PRESS RELEASES

Boston University Awarded Mellon Foundation Grant for Development of Martin Luther King, Jr. Online Finding Aid

Boston - Boston University has received two grants totaling over $600,000 from The Andrew W. Mellon Foundation for the Howard Gotlieb Archival Research Center to catalog its extensive Martin Luther King, Jr. Collection. The Gotlieb Center is collaborating with the Robert W. Woodruff Library of the Atlanta University Center Consortium and the Martin Luther King, Jr. Research and Education Institute at Stanford University, which also received Mellon Foundation grants. The Woodruff Library will be cataloguing simultaneously the Morehouse College Martin Luther King, Jr. Collection, and the King Institute, which is producing a scholarly edition of King’s papers, will provide some of its scholarly records to help expedite the cataloging process.

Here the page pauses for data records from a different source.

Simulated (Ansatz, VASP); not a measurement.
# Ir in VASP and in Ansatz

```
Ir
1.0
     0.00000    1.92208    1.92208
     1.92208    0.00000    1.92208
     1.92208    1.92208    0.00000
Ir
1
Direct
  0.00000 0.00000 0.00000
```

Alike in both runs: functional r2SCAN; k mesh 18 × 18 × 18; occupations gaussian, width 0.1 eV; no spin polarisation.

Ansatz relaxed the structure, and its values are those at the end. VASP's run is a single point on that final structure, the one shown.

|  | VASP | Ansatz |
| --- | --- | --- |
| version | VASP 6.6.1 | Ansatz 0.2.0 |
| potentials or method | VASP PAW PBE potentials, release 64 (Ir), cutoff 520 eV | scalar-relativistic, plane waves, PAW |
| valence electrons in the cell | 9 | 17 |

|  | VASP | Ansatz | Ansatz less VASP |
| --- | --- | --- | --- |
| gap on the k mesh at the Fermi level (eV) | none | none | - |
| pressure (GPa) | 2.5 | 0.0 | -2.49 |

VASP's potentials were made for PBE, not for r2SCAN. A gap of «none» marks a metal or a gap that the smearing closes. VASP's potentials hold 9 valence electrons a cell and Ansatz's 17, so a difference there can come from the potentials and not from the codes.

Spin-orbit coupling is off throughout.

The goal of the project is to create a scholarly resource that makes the catalogues of two major King collections available and searchable by subject and name, and to combine these catalogues with the extensive scholarly research undertaken by the editors of King’s papers. The Gotlieb Center and the Woodruff Library will create their combined inventories by using a new open-source program, the Archivists’ Toolkit, which was developed by a team of universities and colleges led by the University of California at San Diego. The Archivists’ Toolkit is specifically designed to assist with the process of listing and organizing manuscript collections.

The collaboration among the Gotlieb Center, the Woodruff Library, and Stanford’s King Institute will better serve researchers by streamlining the process of searching for and locating documents in two different collections, as well as providing greater access to them. By allowing researchers to search for materials that are physically held in different repositories, the integrated electronic finding aid will enable scholars to build a greater and more thorough understanding of the breadth of King’s life and career.

“I am very proud that Boston University is at the forefront of such an outstanding project that not only will set a new standard for what is possible in the archival industry, but also facilitate and encourage research of such an important figure in the history of both BU and the nation,” said Dr. Robert A. Brown, president of Boston University. “We look forward to this collaboration with our prominent colleagues at the Robert W. Woodruff Library and Stanford University and thank The Andrew W. Mellon Foundation for making this vision a reality.”

Boston University’s Martin Luther King, Jr. Collection consists of over 80,000 items, including King’s office files, manuscripts, awards, and extensive correspondence. Dr. King received his PhD in Systematic Theology from Boston University in 1955. The collection has been open to the public free of charge since his donation of the papers to BU in 1964, and this accessibility has been widely enjoyed by those within as well as outside the BU community. For the duration of the cataloguing process, HGARC's King Collection will be closed.

Vita Paladino, Director of the Howard Gotlieb Archival Research Center notes, “The Martin Luther King, Jr. project marks the flagship effort to utilize this promising innovation and will honor Dr. King’s legacy. Having a searchable, electronic inventory will aid in the preservation of our collection and save researchers valuable time and resources.”